The Quiet American

by Graham Greene… A book which views life from behind very dark glasses.

  • The human condition being what it was, let them fight, let them love, let them murder, I would not be involved. My fellow journalists called themselves correspondents; I preferred the title of reporter. I wrote what I saw: I took no action — even an opinion is a kind of action.
  • […] I had been examining Pyle’s innocent question: ‘Are you playing straight?’ It belonged to a psychological world of great simplicity, where you talked of Democracy and Honor without the u as it’s spelt on old tombstones, and you meant what your father meant by the same words.
  • […] we make a cage for air with holes, I thought, and man makes a cage for his religion in much the same way — with doubts left open to the weather and creeds opening on innumerable interpretations.
  • Thought’s a luxury. Do you think the peasant sits and thinks of God and Democracy when he gets inside his mud hut at night?
  • […] voices have a colour too, yellow voices sing and black voices gargle, while ours just speak […]
  • It is odd how reassuring conversation is, especially on abstract subjects: it seems to normalise the strangest surroundings.
  • We are fools […] when we love. I was terrified of losing her. I thought I saw her changing — I don’t know if she really was, but I couldn’t bear the uncertainty any longer. I ran towards the finish just like a coward runs towards the enemy and wins a medal. I wanted to get death over.
  • To be in love is to see yourself as someone else sees you, it is to be in love with the falsified and exalted image of yourself.
  • If only it were possible to love without injury — fidelity isn’t enough […]. The hurt is in the act of possession: we are too small in mind and body to possess another person without pride or to be possessed without humiliation.
  • Silence like a plant put out tendrils: it seemed to grow under the door and spread its leaves in the room where I stood.
  • I never like giving information to the police. It saves them trouble.
  • Loneliness lay in my bed and I took loneliness into my arms at night.

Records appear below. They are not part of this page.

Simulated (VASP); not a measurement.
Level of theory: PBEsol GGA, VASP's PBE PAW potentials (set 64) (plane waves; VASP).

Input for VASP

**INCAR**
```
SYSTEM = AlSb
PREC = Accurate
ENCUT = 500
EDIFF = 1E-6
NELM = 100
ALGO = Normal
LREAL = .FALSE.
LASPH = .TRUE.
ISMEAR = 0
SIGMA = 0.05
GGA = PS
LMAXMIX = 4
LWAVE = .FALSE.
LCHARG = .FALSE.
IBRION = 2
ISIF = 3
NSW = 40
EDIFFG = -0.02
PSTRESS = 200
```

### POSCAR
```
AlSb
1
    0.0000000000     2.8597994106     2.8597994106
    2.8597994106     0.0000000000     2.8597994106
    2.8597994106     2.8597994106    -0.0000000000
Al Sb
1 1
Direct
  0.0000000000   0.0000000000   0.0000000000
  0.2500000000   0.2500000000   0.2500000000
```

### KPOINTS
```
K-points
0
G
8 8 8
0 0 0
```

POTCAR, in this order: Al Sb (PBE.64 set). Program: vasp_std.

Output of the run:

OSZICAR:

  • […] there was no way to get out: you were trapped with your experience. […] All was feeling now, nothing was sight. […] For forty seconds Pyle had not existed: even loneliness hadn’t existed.
  • […] you can’t blame the innocent, they are always guiltless. All you can do is control them or eliminate them. Innocence is a kind of insanity.
  • Suffering is not increased by numbers: one body can contain all the suffering the world can feel.
  • Sooner or later, […] one has to take sides. If one is to remain human.